Saturday, October 24, 2009

More Progress on the Singer

This is the stuff. Cal found some at Sanel Auto Parts.

Here is what it does. The directions on the package say to avoid contact with the skin, but at $12 a tube I would apply the stuff with my tongue sooner than waste any of it on a rag. I did start using a rag, but only after I had spread polish with my fingers. Once a small section of the rag was well charged with polish I used it to spread subsequent applications.

A hubcupine!

Commencing to hook up the spokes.

Wheel builder style: hub label visible through the valve hole. All labels read to the right.

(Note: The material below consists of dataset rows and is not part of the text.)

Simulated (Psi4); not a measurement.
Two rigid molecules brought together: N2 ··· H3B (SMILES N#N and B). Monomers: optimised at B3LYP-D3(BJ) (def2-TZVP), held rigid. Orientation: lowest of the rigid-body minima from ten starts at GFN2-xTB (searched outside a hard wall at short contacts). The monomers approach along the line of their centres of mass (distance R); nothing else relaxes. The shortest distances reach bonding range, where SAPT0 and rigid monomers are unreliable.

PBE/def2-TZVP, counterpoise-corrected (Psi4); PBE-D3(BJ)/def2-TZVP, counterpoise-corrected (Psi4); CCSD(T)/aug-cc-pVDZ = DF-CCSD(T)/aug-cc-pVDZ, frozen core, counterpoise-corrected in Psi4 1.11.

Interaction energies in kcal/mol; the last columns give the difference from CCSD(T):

The TA crank, après Simichrome.

The bike is all in pieces at the moment, but those parts are nearly ready to merge back into a whole machine.

4 comments:

Steve A said...

"Through the valve hole all labels read to the right." That should be up there with "rightie tighty, lefty loosey." I'll never have to look it up again now.

2whls3spds said...

Love Simichrome, that stuff has only been around forever. I vaguely recall my dad polishing Jaguar parts with it back in the 60's. For mail order people like me (I have no other option), Velo-Orange stocks it.

Aaron

kfg said...

The most reliable over the counter source for Simichrome is a custom Harley/Chopper shop. I've haven't seen one yet that didn't have the stuff right ON the counter; those dudes go through a lot of it.

Steve A said...

For aluminum, I use "Mother's" aluminum polish. I use Simichrome mostly on chrome. Mostly on Jaguar chrome.